16 July 2013, News Wires – Brent crude oil rose towards $110 per barrel on Tuesday, reaching a three-month high, due to lower inventories, firm demand and concern that turmoil in Egypt could disrupt supply.
Brent crude oil rose towards $110 per barrel on Tuesday, reaching a three-month high, due to lower inventories, firm demand and concern that turmoil in Egypt could disrupt supply.
Brent crude gained 41 cents to $109.50 a barrel by 1039 GMT. US oil added 23 cents to $106.55. It touched this year’s high of $107.45 on 11 July.
Brent oil has risen nearly $9 in the last three weeks and US crude more than $13, lifted by sharply falling US crude oil stocks, an improving economic outlook and supply disruption.
“Global demand has picked up strongly, there are huge supply problems at a time when refineries are increasing output,” said Amrita Sen, analyst at Energy Aspects.
She pointed to production disruption in Libya, which has been hit by protests and in Nigeria which has been affected by oil theft leading to the lowest output in years.
Investors are also watching developments in Egypt, where seven people were killed and more than 260 wounded when supporters of Mohamed Mursi clashed with the deposed president’s opponents and security forces through the night.

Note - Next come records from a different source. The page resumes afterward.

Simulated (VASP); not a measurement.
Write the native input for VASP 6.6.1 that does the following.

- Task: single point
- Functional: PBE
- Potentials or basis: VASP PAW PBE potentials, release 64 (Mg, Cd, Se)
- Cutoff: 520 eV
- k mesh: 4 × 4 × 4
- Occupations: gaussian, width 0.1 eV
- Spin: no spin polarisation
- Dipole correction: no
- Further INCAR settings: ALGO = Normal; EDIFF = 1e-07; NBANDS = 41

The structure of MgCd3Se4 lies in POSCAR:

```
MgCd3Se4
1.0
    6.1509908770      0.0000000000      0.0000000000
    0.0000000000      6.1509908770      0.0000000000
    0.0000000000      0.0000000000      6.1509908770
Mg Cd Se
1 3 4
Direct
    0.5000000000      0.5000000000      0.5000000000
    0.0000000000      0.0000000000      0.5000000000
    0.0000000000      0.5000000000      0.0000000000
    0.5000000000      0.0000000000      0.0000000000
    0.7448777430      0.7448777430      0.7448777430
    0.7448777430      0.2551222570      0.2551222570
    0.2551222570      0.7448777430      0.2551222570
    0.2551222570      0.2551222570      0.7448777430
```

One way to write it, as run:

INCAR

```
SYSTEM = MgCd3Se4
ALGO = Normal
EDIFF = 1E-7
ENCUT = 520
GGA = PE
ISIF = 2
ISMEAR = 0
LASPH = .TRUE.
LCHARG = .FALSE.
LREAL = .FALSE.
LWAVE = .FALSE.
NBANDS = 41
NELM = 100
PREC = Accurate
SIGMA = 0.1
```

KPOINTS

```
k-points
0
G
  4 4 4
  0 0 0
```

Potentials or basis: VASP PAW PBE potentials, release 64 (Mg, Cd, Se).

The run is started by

Testimony on Wednesday from Federal Reserve Chairman Ben Bernanke will also be in focus. There is a view that the US central bank will reduce its bond buying this year and scrap it by mid-2014.
The strength in oil, partly caused by speculative investors, could start to dampen demand, analysts said.
“There’s a lot of speculative money in oil, but high gasoline prices are having a dampening effect as it is limiting consumer demand,” said Carsten Fritsch, analyst at Commerzbank in Frankfurt.
Uncertainty about the demand outlook also braked further gains.
German analyst and investor sentiment unexpectedly fell in July after negative data for Europe’s largest economy, a survey showed on Tuesday.
The Asian Development Bank, ADB, on Tuesday lowered its growth forecasts for developing Asia this year and the next as a softer outlook for China meant subdued economic activity elsewhere in the region.
A day earlier, China said its second-quarter growth slowed.
US commercial crude stocks probably fell 2 million barrels on average for the week ended July 12, a Reuters poll of eight analysts showed.
US crude inventories plunged 20 million barrels over the previous two weeks, the deepest two-week draw on record, Energy Information Administration data showed on 10 July.
New weekly figures from the American Petroluem Institute are due to be published at 2030 GMT.